Harvick, Bowyer switch pit crews for Martinsville
Bowyer: No question my team is the best at RCR, been together the longest
By Dave Rodman, NASCAR.COM
October 22, 2010
03:56 PM EDT
MARTINSVILLE, Va. -- History tells us the first five races in the Chase wouldn't statistically favor Kevin Harvick.

Thus, it's no surprise that Harvick, on the eve of Sunday's Tums Fast Relief 500 at Martinsville Speedway -- the sixth race of 10 in the Chase -- is pretty thrilled to be only 77 points behind leader and four-time defending Cup champion Jimmie Johnson and 36 behind second-place Denny Hamlin.

"If you look at average finishes and you look at the things that have happened in the past, we've been way above average over the first five races for us," Harvick said.

Despite Hamlin and Johnson combining to win the past eight races at Martinsville, Harvick is undeterred.

"It's a decent race track for us," Harvick said Friday. "Obviously those guys have got the results to back it up, but we've gone from the beginning of the Chase and overachieved on everything that we've done. This has just been a good year for us and we're not going to do anything different.

"If we hit a home run this weekend, we hit a home run. If we don't, there is no reason to worry about trying to force anything. And we just keep plugging away. I feel like we need to win a race in the next five to make it happen, but when you start forcing things to happen, you'll wind up with a 35th [place finish] and then you'll be done.

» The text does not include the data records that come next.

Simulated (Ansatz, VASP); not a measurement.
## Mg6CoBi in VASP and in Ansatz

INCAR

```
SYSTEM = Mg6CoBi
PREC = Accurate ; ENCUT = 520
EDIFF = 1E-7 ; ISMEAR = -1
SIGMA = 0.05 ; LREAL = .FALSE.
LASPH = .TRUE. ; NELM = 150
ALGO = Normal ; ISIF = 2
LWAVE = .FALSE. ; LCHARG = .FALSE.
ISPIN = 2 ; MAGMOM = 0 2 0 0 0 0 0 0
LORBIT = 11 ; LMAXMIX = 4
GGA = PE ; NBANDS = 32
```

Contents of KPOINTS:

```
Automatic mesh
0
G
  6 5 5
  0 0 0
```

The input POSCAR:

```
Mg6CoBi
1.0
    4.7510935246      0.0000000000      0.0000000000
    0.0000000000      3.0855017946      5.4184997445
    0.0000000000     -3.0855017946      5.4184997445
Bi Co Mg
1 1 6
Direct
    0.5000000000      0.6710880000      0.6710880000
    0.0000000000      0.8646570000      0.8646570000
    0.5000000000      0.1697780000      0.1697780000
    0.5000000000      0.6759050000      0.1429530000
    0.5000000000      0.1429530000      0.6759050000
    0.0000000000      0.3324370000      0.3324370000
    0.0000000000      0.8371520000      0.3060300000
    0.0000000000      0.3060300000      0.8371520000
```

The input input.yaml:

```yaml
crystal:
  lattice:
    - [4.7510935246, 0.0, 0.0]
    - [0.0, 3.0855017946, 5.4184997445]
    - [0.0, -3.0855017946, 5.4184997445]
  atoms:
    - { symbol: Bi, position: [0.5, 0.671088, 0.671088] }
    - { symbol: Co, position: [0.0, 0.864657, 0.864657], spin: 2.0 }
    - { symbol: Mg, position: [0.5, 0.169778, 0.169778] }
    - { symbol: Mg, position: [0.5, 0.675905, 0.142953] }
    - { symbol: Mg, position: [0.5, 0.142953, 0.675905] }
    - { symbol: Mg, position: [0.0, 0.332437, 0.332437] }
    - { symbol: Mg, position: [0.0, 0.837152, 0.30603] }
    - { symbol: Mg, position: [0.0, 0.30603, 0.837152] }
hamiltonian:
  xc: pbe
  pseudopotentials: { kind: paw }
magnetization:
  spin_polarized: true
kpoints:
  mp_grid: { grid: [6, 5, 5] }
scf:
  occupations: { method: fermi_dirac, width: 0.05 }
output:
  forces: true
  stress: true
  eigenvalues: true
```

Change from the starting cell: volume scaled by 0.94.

"To be in the game, you have to be close enough to be a part of the game. And we'll just keep racing."

Questions from the media Friday appeared to aggravate Harvick, who was asked if he had a goal of where he wanted to be coming out of Martinsville.

"I just told you what I wanted to do this weekend," Harvick said. "I want to do what we've been doing. I want to go out and race as fast as our car will go and race my own race."

And while Harvick will obviously concentrate on driving his own race car, when he hits pit road, there will be a big change. Team owner Richard Childress -- reacting to pit-road woes that have affected Harvick in both the Nationwide Series, where he works with his own Kevin Harvick Inc. crew as well as in Cup -- swapped Harvick's over-the-wall crew with teammate Clint Bowyer's.

"Those issues have been addressed and I believe everything will be fine this week," Harvick said. "Richard made some huge changes this week."

Bowyer, out of Chase contention in 12th, offered additional insight.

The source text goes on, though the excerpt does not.